July 25 is National Hire a Veteran Day.

bit.ly/Hire-a-Vet

As Fabian E. Mendoza Jr. tells it, he had a very specific reason for joining the U.S. Navy.

“I’m from Laredo. I didn’t want to see the Rio Grande. I wanted to go see something,” he said.

He got to see plenty but he also got access to the GI Bill, and that’s how he was able to put himself through college at what was then Texas A&I University, now Texas A&M University-Kingsville.

“Otherwise, I would have never afforded it,” he says. He was already married with a family, so to help financially, he joined the Texas National Guard and ultimately took a commission in the U.S. Army to serve in the Corps of Engineers.

Now, following his retirement as a colonel in October 2015 after more than three decades in the military, he is the federal client account manager with AECOM’s North Texas office.

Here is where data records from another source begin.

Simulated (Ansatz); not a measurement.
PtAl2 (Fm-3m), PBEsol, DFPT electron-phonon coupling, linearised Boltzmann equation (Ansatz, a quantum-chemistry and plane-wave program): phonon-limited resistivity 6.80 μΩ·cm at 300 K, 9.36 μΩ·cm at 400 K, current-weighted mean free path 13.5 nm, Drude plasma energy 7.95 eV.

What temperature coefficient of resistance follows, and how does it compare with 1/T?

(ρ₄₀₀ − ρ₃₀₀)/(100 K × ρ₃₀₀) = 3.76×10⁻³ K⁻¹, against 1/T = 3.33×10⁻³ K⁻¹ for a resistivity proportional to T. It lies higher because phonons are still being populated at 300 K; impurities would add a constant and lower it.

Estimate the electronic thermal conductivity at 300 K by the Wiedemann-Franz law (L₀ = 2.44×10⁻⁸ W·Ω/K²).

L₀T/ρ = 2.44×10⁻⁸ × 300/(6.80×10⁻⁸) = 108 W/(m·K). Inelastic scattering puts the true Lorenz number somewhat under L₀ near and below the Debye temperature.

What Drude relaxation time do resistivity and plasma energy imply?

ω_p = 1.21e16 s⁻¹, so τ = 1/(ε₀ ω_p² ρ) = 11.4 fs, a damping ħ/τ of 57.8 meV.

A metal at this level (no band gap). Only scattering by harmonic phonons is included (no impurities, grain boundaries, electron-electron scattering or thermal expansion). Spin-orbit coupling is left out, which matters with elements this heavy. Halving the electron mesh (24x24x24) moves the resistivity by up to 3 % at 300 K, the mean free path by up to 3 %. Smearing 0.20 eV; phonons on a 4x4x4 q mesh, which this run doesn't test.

He picked multinational engineering firm AECOM, which has offices in Fort Worth, for a number of reasons, but one was the company’s outreach to veterans. The company employs around 9,000 veterans throughout its system.

July 25 is national Hire a Veteran Day and AECOM offered Mendoza as a spokesman to encourage other employers to be active in hiring veterans.

Helping veterans find work and, in some cases, housing after leaving the military is one of Mendoza’s passions.

He speaks of the Greatest Generation, the men and women who saw the nation through the dark days of World War II and went on to build what most Americans believe is the greatest nation on Earth.

“It’s up to us now, the veterans, and this generation of millennials, to be the next great generation to go out there and rebuild,” Mendoza says. “You know my background. I’m a civil engineer, but as a combat engineer I took down airplanes, blew up stuff and built stuff, and did all sorts of things for our nation. But I wanted to come back and build our nation.”

One way he is doing that is by helping veterans wherever he can to find meaningful work.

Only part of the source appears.